The Fall season, vibrant colors, and brisk air set the stage for a time of transition and slayin’ bass. It’s a period to catch big bass, eat Halloween candy, and stuff your face with a Thanksgiving dinner. As the leaves transition into a vibrant array of reds, oranges, and yellows, the bass goes through a transition of its own and gets fired up. Largemouth and smallmouth bass, fueled by the changing conditions, trigger a behavior change and embark on a feeding frenzy in preparation for the impending winter. 

During the fall, bass move horizontally along a consistent depth. Starting mid to late fall, largemouth bass, which had made shallow bays their home during the summer, begin their journey by transitioning to secondary points before moving on to primary lead-in points. These lead-in points are extensions of the shoreline or submerged structures that create shifts in water depth. They become a magnet to bass and their prey.

Early in the fall, target bass near cover in shallower areas. Shallow structures like boat docks become prime fishing spots as they provide cover for bass and draw baitfish together. Also, river channel bars and ledges are rich in baitfish, making them ideal havens for bass. During warmer periods of the day, largemouth bass tend to move into shallower waters, attracted by pockets of warmth caused by fluctuations in water temperature. Experiment with faster presentations to trigger a reaction bite, as largemouths and smallmouths are still active and eager to take advantage of the abundance of prey. In late fall, when temperatures drop, it is better to transition to slower presentations and explore deeper structures. Accumulating knowledge of specific baitfish in your area and their seasonal movements, especially in the fall, will help you find bass.

Similarly, smallmouth bass don’t fade away as autumn takes hold. Instead, they intensify their feeding efforts, recognizing the impending winter and the need to stock up on food. As fall’s breath cools the waters, smallmouth bass journey from the shallows to the open waters, diving into depths ranging from 10 to 50 feet or deeper depending on their habitat. Their chosen venues include sharp drop-offs, submerged rocks, deep rockpiles, points, ledges, and off-islands—a strategic migration to optimize their hunting grounds. Why this relocation? It’s a pursuit of baitfish like shad and cisco. These underwater nomads, forming vast schools, become the culinary focus for smallmouth bass, a substantial part of their pre-winter diet. For smallmouth bass, rocky structures retain heat and become their preferred haunts.

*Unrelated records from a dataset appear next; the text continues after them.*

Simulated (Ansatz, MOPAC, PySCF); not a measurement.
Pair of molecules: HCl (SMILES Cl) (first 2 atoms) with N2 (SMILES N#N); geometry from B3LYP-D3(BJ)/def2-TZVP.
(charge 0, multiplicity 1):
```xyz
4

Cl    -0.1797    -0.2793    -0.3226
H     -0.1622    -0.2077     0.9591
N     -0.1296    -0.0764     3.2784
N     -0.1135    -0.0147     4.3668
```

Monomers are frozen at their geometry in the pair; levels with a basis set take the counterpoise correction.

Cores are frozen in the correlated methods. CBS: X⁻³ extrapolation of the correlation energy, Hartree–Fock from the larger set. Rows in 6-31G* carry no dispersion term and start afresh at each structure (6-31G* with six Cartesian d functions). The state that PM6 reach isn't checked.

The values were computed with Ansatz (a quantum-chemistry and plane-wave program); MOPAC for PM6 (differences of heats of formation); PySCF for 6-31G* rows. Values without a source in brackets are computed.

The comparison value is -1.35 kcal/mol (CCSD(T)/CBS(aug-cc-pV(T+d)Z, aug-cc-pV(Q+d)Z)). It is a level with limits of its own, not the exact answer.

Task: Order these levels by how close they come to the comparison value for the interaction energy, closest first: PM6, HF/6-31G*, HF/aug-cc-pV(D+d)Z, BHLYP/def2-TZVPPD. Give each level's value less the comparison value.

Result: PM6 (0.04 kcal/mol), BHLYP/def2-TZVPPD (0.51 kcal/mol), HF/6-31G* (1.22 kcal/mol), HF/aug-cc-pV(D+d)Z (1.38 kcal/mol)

Largemouth and smallmouth are attuned to the changing conditions, offering an opportunity to partake in the fall harvest. Just as a ninja masters the art of timing and adaptation, navigate the waters with persistence and patience, presenting lures that mirror the seasonal bounty. The bass’s heightened feeding frenzy propels them to diverse locations while following baitfish migrations. As the autumn season takes over and bass undergo their specific transformations, choosing the right bait becomes crucial. Consider using Swimbaits, jerkbaits, topwater baits, crankbaits, shaky heads, and jigs.

During fall, it’s wise to be on the move and cover water, increasing your chances of catching more bass. Experiment with an open mind, blend your theories with tested wisdom and think outside the conventional angler’s box. As you cast your line into the autumnal waters, remember the bass are hungry and are eagerly waiting for you.